In my outreach effort to get both more conservatives and more liberals to be part of the conversation, many of my fellow liberals are writing back to say that they will discuss economics when we get there, but that they can’t discuss moral issues because they do not believe in morality.

I was afraid that would happen and in fact, it’s been in the back of my own head for quite a while now. HispanicPundit even brought it up in his latest response to my latest response in the abortion debate. And so I wonder, is it all really so black and white like everyone is arguing? Does it all boil down to the absolute versus the relative in the end?

A political world view is a way of looking at how power is organized and how conflict emerges across the globe. It is a pardigm for how we should enact international policy given our current ideological, political, and economic situation.

The two most famous world views of the 1990’s were Francis Fukuyama’s End of History and Samuel Huntington’s Clash of Civilizations. Fukuyama essentially argued that after communism, the ideological divide was over and that the entire world would globalize under liberal capitalism and that the only quibbles of the 21st century would be over “trade wars.” Huntington argued that cultural differences trump ideological ones, that they always have, and that conflicts in the 21st century will be caused by “civilizations” who feel threatened by a hegemonic, materialistic, global culture.

Obviously, both have been write so far. We are engaged in both trade wars and cultural wars. Benjamin Barber has made a sophisticated argument that the two are in fact related and interdependent.

But what has occured to me is that beneath both Fukuyama and Huntington’s world views, is a deeper divide, which is not restricted to what Huntington calls “civilizations” or Fukuyama’s nation states and trading blocs. And that is the divide between the absolute and the relative. It’s Nietzche versus God. Humanism versus Moralism. Liberals versus Conservatives.

Since 9/11 a whole new set of emerging world views have been put forth by policy experts to accomodate what has happened in the world since the Twin Towers fell. (Do yourself a favor and listen to Thomas Barnett‘s provocative presentation at Pop!Tech 2004 about his post 9/11 world view)

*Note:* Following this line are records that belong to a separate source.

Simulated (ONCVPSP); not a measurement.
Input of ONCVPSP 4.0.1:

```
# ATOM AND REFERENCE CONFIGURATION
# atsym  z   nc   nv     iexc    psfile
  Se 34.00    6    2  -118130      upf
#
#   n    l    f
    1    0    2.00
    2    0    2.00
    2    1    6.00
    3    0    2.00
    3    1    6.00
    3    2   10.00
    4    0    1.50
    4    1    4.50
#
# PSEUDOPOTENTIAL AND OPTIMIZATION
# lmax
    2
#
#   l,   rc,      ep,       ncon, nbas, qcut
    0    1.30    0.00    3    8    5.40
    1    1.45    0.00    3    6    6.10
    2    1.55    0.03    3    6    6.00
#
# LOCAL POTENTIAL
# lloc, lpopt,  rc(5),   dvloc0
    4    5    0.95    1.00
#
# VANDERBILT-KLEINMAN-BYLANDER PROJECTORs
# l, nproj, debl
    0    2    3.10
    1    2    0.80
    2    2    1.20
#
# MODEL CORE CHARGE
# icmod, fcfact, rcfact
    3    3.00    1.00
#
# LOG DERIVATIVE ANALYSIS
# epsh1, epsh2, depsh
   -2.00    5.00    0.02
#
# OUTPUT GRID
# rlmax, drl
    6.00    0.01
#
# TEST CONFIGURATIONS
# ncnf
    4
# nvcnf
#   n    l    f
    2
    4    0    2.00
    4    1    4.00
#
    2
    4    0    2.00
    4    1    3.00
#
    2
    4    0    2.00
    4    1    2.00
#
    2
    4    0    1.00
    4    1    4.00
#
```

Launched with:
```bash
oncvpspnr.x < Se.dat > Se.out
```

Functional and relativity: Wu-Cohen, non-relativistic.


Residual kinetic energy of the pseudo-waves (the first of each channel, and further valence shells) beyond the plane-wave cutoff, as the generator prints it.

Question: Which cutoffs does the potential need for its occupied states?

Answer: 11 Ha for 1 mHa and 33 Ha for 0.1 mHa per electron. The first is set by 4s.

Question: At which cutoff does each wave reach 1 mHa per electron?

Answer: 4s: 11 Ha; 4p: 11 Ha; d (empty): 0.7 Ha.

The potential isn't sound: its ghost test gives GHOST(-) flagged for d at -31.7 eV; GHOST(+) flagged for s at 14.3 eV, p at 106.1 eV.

But I can’t help but wonder if the real point of contention beneath it all is this great schism which Nietzche opened up by arguing that morality is arbitrary, that there is no great list of true commandments of what thou shall do and shal not do. That creates two sides of policy makers – those who see policy as a fluid, dynamic framework of utilitarian guidelines to maximize collective well-being and those who see policy as a legal code to enforce an absolute morality. So while today’s world views discuss trade wars and cultural wars, I wonder if tomorrow’s won’t examine the real root of contention: The Abolute versus The Relative.